The Wheel of Time comes to Amazon

Cue all the “At least this series is finished” snark.

Set in an epic world where magic exists but only women can use it, “The Wheel of Time” follows Moiraine, a member of the shadowy and influential all-female organization called the “Aes Sedai,” as she embarks on a dangerous journey with five young men and women across the world. Moiraine is interested in these five “because she believes one of them might be the reincarnation of an incredibly powerful individual, who prophecies say will either save humanity or destroy it,” Amazon said in a statement.

The series draws on numerous elements of European and Asian culture and philosophy, especially Buddhism and Hinduism.

It also… kind of sucks.

Robert Jordan was the American Tolkein before George R.R. Martin was so dubbed, and the Wheel of Time series starts with a bang. It’s a fully realized world with a sprawling backstory, and the idea that magic has two components: one male, one female, but the male half has been poisoned and unusable for millenia, is a neat hook to hang an apocalyptic battle on. The first book was great.

The second book was good.

The third book was… I don’t remember. Let’s say goodish?

The fourth book I remember better than the third book. It was kind of interesting.

I don’t remember the fifth book at all.

I don’t remember the sixth book at all.

I gave up partway through the seventh book.

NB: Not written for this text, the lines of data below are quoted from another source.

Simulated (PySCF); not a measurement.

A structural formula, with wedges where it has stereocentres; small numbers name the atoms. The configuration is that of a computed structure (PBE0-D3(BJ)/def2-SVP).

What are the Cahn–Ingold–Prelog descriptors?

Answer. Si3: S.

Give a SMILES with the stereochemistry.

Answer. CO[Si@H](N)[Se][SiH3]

There are fourteen books in the series.

Jordan’s problem wasn’t production. He dropped 700+-page novels every 2-3 years, regular as clockwork. The longest fans had to wait for the next volume was four years, because Jordan died and Brandon Sanderson finished the series from Jordan’s notes. Game of Thrones/A Song of Ice and Fire fans would give bloodleeches to Melisandre for that kind of predictability.

The problem was, for all that production, the story moved hardly at all. Whole books would be spent on a single narrative involving a single character, while other characters stayed in limbo. By the time I checked out, halfway through, the Wheels of Time were spinning in the mud.

This reached its culmination in Crossroads of Twilight, the tenth book in the series, which focuses on what every character but the protagonist was doing (mostly: nothing) while the main character, Rand al-Thor, did a big thing in the previous book. Rand is present for two chapters in CoT, mostly brooding. Or, as one of the thousands (yes, thousands) of negative Amazon reviews has it:

Here is a list of things that DON”T happen in this book.

Mat does not marry Tuon. Perrin does not rescue Faile or Alliandre or Morgase, Rand does not do anything. Elayne does not gain the Rose Throne. Egwene does not re-unite the White Tower. Elaida does not defeat the rebels. No darkfriends are unmasked. No black ajah are unmasked. Morraine does not come back from wherever she has been for the last 8 books. Savanne does not get what is coming to her. No Forsaken are unmasked. Mazrim Taim’s plans do not become clear. Logain’s plans do not become clear. The Seanchan don’t gain victory/defeat on any front. The Great Lord does not break free. Gawain does not join Egwene. I could go on.
What does happen in this novel? Elayne drinks lots of watery tea. Egwene has lots of headaches, Rand lies in bed with Min and wishes he were dead. Loail explains again why he is not ready to settle down. Aviendha wanders around in the buff again. Mat continues to not understand women. Aes Sedai and the Sea Folk, and the Kin continue to argue with one another about every little thing. We continue to get a fashion review of what every woman is wearing, and how much bosom she is showing (typically a great deal). That’s about it.

So, despite the “productivity”, both Martin and Jordan had/have the same unwillingness to finish. Whether this is from greed or simple logorrhea, Jordan could not bring himself to enter the series’ third act. In the end he did not, and another author finished the series for him.

This may be a risky series for Amazon to adapt. On the one hand, the sheer length of the thing begs for a long-form, serial treatment. TV can dig into the nuances of this in a way that movies can’t. But the showrunners will have to make smart choices, or the TV series will get bogged down in the same way the books did. Some of the fluff will need to be cut away, or around Season 10 the fans will be as frustrated and bored with the plot slows and the encyclopedic panoply of minor characters as the readers were.

The other problem is the characters. The world in Wheel of Time is much more intricate and realized than the characters are. The characters barely stand out at all, in fact. All the male characters are varying degrees of dim, and all the female characters varying degrees of shrewish. The symphony of confused grimaces and braid-tugging becomes a chore pretty early in the series, and it never relents. Rand al-Thor doesn’t have Jon Snow’s dogged rectitude, and Egwene lacks Danaerys Targaryen’s heroic passion. The sense of decisions that matter and shift the characters, the sense of life-or-death hanging in the balance, is peculiarly absent. The characters just seem to keep going, and they don’t ever seem to change.

Granted, I checked out half-way through. It may be that a TV series can move credibly through the vast scope of Jordan’s universe and give the characters distinct lives. But I’m probably going to wait on word-of-mouth.